5. Termination. Either party may terminate this Agreement at any time,
effective immediately, by giving written notice to other party.
6. Expenses. You shall bear all your own expenses incurred in connection
with your advisory activities and shall not be entitled to any reimbursement.
7. Indemnification.
(a) The Partnership and the General Partners agree to
indemnify against losses, claims, damages or liabilities (including reasonable
attorneys' fees) to which you or such other persons may become subject, under
federal or state securities laws or otherwise, insofar as such losses, claims,
damages or liabilities (or actions in respect thereof) arise out of or are based
upon any untrue statement of a material fact contained in the Prospectus or the
omission to state therein, material fact required to be stated therein or
necessary to make the statements therein in light of the circumstances under
which they were made not misleading. The foregoing indemnity shall include
reimbursement of any legal or other expenses reasonably incurred in connection
with investigation or defending any such loss, claim, damage, liability or
action, and shall be paid by you as such expenses are incurred.
(b) You agree to indemnify and hold harmless the Partnership,
its General Partners, their affiliated mortgage company (Redwood Mortgage),
against any losses, claims, damages or liabilities (including reasonable
attorneys' fees) to which any of such persons may become subject, under federal
or state securities laws or otherwise, insofar as such losses, claims, damages
or liabilities (or actions in respect thereof) arise out of or are based upon
any statements, actions or omissions by you or any person controlled by you or
acting on your behalf, which statement, action or omission is untrue or is
inconsistent with or in violation of any provision of federal or state
securities laws, the rules and regulations of the Securities and Exchange
Commission, or other applicable agency. The foregoing indemnity shall include
reimbursement of any legal or other expenses reasonably incurred in connection
with investigation or defending any such loss, claim, damage, liability or
action, and shall be paid by you as such expenses are incurred.
8. Arbitration.
(a) As between the parties hereto, all questions as to rights
and obligations arising under the terms of this Agreement are subject to
arbitration, including any question concerning any right or duty under the
Securities Act of 1933, the Securities Exchange Act of 1934, and the securities
laws of any state in which Units are offered, and such arbitration shall be
governed by the rules of the American Arbitration Association.
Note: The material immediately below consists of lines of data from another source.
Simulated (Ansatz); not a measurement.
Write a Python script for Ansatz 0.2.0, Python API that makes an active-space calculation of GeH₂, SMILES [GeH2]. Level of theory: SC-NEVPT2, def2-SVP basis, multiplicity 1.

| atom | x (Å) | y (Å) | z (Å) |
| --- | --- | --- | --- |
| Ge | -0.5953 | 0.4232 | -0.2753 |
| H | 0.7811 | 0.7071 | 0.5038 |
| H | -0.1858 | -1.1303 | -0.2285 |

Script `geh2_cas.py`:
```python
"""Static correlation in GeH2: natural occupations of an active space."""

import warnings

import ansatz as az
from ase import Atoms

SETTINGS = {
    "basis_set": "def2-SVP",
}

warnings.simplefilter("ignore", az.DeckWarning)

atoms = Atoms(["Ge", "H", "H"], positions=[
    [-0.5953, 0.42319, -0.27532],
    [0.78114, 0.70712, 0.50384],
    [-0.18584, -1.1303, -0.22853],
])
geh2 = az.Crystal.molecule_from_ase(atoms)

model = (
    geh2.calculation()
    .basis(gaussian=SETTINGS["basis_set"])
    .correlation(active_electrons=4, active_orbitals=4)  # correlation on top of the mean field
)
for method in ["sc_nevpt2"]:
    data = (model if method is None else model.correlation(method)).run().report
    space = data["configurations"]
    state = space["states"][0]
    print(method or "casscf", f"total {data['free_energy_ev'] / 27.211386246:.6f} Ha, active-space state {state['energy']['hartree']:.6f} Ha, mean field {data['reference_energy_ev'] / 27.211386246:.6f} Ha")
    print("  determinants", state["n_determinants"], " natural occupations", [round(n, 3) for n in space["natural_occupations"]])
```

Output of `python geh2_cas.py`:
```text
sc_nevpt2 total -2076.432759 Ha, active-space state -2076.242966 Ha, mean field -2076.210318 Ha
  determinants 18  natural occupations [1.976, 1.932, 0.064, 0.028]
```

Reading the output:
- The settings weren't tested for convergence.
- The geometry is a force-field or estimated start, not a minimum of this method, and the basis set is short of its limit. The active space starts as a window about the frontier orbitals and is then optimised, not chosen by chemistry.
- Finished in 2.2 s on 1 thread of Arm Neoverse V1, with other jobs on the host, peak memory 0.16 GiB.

(b) If a dispute should arise under this Agreement, any Party
may within 60 days make a demand for arbitration by filing a demand in writing
for the other.
(c) The parties may agree upon one arbitrator, but in the
event that they cannot agree, there shall be three, one named in writing by each
of the parties within five (5) days after demand for arbitration is given and a
third chosen by the two appointed. Should either party refuse or neglect to join
in the appointment of the arbitrator(s) or to furnish the arbitrator(s) with any
papers or information demanded, the arbitrator(s) are empowered by both parties
to proceed ex parte.
(d) Arbitration shall take place in San Mateo, California, and
the hearing before the arbitrator(s) of the matter to be arbitrated shall be at
the time and place within said city as is selected by the arbitrator(s). The
arbitrator(s) shall select such time and place promptly after his (or their)
appointment and shall give written notice thereof to each party at least sixty
(60) days prior to the date so fixed. At the hearing any relevant evidence may
be presented by either party, and the formal rules of evidence applicable to
judicial proceedings shall not govern. Evidence may be admitted or excluded in
the sole discretion of the arbitrator(s). Said arbitrator(s) shall hear and
determine the matter and shall execute and acknowledge their award in writing
and cause a copy thereof to be delivered to each of the parties.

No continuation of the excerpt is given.